If you have seen the Comment posted in response to yesterday's article, NEW PILOT ALTERNATIVE PAYMENT AND SETTLEMENT SYSTEM OF FOUR CARIBBEAN CENTRAL BANKS ANNOUNCED, AVOIDING THE ROUTING OF CBI MONEY THROUGH THE U.S. BANKING SYSTEM, here is the relevant section:
"Thanks for posting Kenneth Rijock . As we see this will not just assist CBI programs but also avoid or circumvent regularly checks... The question is what the corresponding banks and the regulators will do to these banks."
The three banks involved in the proposed program, in Barbados, the Bahamas and a yet-unnamed third Caribbean state located outside the ECCB, could lose all their US correspondent banking relationships, in response to what is an obvious effort to evade American banking best practices compliance programs. Perhaps American regulators, such as FinCEN and OFAC, now under new leadership, might choose to mete out sanctions, and even civil penalties.

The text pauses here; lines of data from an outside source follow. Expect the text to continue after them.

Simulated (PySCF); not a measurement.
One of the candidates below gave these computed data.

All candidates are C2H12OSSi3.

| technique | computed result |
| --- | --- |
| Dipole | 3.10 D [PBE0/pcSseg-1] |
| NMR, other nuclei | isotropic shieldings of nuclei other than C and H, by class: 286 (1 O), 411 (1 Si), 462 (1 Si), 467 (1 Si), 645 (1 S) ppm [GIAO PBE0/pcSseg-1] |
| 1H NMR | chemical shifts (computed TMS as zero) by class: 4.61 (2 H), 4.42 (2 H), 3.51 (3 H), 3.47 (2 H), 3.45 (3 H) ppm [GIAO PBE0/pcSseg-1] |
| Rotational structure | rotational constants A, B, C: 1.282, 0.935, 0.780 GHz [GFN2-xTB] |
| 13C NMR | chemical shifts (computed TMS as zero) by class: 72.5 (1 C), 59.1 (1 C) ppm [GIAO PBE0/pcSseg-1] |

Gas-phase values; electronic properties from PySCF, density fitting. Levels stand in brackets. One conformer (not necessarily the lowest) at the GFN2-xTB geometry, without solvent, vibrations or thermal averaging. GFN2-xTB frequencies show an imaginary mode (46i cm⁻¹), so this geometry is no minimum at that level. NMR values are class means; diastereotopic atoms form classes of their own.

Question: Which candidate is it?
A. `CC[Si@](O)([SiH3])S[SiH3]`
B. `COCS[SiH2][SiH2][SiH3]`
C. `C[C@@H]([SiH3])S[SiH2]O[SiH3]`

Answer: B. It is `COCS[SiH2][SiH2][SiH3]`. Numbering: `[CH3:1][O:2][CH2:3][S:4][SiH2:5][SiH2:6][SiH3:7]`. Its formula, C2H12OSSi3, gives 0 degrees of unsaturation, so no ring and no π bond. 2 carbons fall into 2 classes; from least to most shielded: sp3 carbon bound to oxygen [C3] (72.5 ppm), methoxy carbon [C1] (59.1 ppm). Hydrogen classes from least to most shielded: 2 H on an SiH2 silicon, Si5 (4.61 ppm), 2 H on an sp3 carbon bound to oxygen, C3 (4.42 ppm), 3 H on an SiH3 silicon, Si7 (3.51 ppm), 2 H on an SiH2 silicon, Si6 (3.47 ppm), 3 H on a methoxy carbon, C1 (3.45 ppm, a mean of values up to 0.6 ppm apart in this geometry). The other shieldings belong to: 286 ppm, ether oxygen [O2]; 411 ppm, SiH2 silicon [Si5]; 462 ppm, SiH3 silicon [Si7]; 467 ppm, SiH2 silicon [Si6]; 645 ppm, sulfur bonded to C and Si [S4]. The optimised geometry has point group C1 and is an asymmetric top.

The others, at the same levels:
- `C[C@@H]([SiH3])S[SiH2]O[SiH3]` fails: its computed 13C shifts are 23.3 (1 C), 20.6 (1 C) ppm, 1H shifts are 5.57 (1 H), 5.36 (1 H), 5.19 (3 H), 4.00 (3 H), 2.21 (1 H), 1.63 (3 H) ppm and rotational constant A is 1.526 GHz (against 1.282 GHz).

Add to the mix what responses we might see from the global financial services industry to what can only be regarded as new and emerging threats due to what will become a regional Caribbean payments sector not prepared to meet the challenges of cross-border operations, and in dire need of professional assistance to function efficiently. Finally, linking this Caribbean structure to the African payments system, could expose it to AML/CFT threats that sector is still grappling with.
Will this create a financial hornets' next which is initially unmanageable, requiring external intervention or even abrupt termination? We cannot say, but we will be watching.